I want to use Huge Pages with memory-mapped files on Linux 3.13.
To get started, on Ubuntu I did this to allocate 10 huge pages:
sudo apt-get install hugepages
sudo hugeadm --pool-pages-min=2048K:10
Then I ran this test program:
#include <assert.h>
#include <fcntl.h>
#include <stdio.h>
#include <stdlib.h>
#include <sys/mman.h>
#include <sys/types.h>
#include <unistd.h>
int main(void)
{
    size_t size = 2 * 1024 * 1024; /* 1 huge page */
    int fd = open("foo.bar", O_RDWR|O_CREAT, 0666);
    assert(fd >= 0);
    int rc = ftruncate(fd, size);
    assert(rc == 0);
    void* hint = 0;
    int flags = MAP_SHARED | MAP_HUGETLB;
    void* data = mmap(hint, size, PROT_READ|PROT_WRITE, flags, fd, 0);
    if (data == MAP_FAILED)
        perror("mmap");
    assert(data != MAP_FAILED);
}
It always fails with EINVAL.  If you change flags to MAP_PRIVATE|MAP_ANONYMOUS then it works, but of course it won't write anything to the file.

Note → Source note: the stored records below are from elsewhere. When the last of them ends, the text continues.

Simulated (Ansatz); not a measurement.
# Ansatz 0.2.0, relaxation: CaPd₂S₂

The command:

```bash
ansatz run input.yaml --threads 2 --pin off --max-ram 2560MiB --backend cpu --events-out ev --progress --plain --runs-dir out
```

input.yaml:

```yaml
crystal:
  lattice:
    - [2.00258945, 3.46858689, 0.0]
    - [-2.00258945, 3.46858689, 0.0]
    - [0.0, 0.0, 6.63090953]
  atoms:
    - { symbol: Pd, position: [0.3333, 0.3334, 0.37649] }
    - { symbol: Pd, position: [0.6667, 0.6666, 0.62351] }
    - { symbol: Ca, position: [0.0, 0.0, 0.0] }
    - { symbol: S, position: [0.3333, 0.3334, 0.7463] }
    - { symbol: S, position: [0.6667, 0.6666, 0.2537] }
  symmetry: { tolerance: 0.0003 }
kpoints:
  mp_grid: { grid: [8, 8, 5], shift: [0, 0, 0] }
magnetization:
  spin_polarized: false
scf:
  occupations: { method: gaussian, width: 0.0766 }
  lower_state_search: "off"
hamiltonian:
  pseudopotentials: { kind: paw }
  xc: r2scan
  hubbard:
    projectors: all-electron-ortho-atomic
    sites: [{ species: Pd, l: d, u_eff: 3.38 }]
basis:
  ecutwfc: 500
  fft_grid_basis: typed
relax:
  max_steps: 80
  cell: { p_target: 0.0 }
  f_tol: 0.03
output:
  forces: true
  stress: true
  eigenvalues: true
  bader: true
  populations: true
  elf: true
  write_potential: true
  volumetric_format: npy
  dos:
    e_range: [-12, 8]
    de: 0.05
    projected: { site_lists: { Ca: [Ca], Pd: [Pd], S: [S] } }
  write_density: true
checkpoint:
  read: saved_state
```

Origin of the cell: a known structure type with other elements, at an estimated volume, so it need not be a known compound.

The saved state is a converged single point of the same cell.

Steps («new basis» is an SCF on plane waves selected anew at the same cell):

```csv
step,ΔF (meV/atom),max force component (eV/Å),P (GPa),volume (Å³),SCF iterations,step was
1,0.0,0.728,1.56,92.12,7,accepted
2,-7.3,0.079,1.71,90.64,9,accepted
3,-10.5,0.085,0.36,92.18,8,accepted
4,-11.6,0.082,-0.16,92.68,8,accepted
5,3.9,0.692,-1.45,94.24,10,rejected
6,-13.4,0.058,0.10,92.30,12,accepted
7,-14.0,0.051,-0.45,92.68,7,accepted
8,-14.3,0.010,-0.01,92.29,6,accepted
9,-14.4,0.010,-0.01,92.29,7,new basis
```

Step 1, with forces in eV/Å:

I also tried using madvise() after mmap() without MAP_HUGETLB:
    rc = madvise(data, size, MADV_HUGEPAGE);
    if (rc != 0)
        perror("madvise");
    assert(rc == 0);
This also fails (EINVAL) if MAP_ANONYMOUS is not used.
Is there any way to enable huge pages with memory-mapped files on disk?
To be clear, I am looking for a way to do this in C--I'm not asking for a solution to apply to existing executables (then the question would belong on SuperUser).